Veggie cars highlight green festival

Michael and Judy Carman bought their tiny white Volkswagen on eBay. It gets 1,000 miles per gallon, you could cook your dinner in the gas tank and it cost them exactly zero cents to drive it from Lecompton to Wisconsin.

It runs on vegetable oil, and they call it the “veggie car.”

The veggie car and other examples of sustainable creativity were on display Sunday at the Little Green Festival at Burcham Park. The event was organized by Lawrence resident Alison Roepe, who hoped to generate conversation about sustainability in the city.

“This has heightened my awareness because now I know what other people are doing,” said Tom Borgardus, who added a hydrogen generator to his Ford pickup truck.

“It seems to get a few more miles per gallon,” he said.

Borgardus was one of an estimated 200 people and 34 vendors who attended the festival, which was hampered by rain but nonetheless created the kind of discussion and networking Roepe hoped for.

“It’s nice to have an event and get people talking,” she said. “That is very critical.”

Rich Wenzel of the Lawrence Sustainability Network said the green movement in Lawrence is part of a larger worldwide effort.

“More and more people are saying, ‘Hey, how can we change our lifestyle?'” he said. “It’s a phenomenon that’s not only happening in the U.S., but around the world.”

“It’s growing all over the country, and Lawrence is just a part of it,” said Steve Stemmerman, who staffed an information table with Wenzel. They said that the event helped them begin planning collaborative efforts with other like-minded groups in Lawrence, which will allow them to spread their message.

Stemmerman said the green movement has no target audience: “It’s anyone who wants to be involved.”

Roepe said she was inspired to conduct the event at Burcham Park because it is the proposed site of a boathouse for the Kansas University rowing team. Roepe said that the project would uproot 8,000 square feet of historic cottonwood trees, harming the environment, destabilizing the riverbank and ruining the view of the river.

“I don’t know if KU thinks very much of the conservation efforts,” Roepe said. But she conceded that the boathouse could make the area safer by adding more lighting.
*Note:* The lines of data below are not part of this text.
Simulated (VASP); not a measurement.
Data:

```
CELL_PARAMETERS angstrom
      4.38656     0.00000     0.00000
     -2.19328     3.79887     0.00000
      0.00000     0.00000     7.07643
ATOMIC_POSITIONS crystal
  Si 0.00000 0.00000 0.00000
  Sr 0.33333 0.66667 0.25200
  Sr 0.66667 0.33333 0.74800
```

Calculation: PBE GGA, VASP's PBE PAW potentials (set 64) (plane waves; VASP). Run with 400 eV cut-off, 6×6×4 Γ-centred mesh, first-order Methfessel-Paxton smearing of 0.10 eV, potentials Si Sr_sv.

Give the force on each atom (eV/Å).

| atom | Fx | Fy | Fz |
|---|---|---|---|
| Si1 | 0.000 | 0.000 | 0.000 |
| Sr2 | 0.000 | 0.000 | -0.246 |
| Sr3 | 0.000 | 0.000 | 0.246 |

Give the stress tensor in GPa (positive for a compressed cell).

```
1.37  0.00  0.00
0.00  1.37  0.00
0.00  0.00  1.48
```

“I just feel strongly about protecting the beauty we have here” in Lawrence, she said. “It saddens me that it seems not very important.”

The commitment of Lawrence’s green advocates surprised Corey Call, whose shaggy mohawk stood out in the crowd of mostly middle-aged men and women and children.

“I’m really impressed by the green event,” he said. “I didn’t realize there was so much interest in it. It’s growing, and we’re glad to be pushing that along.”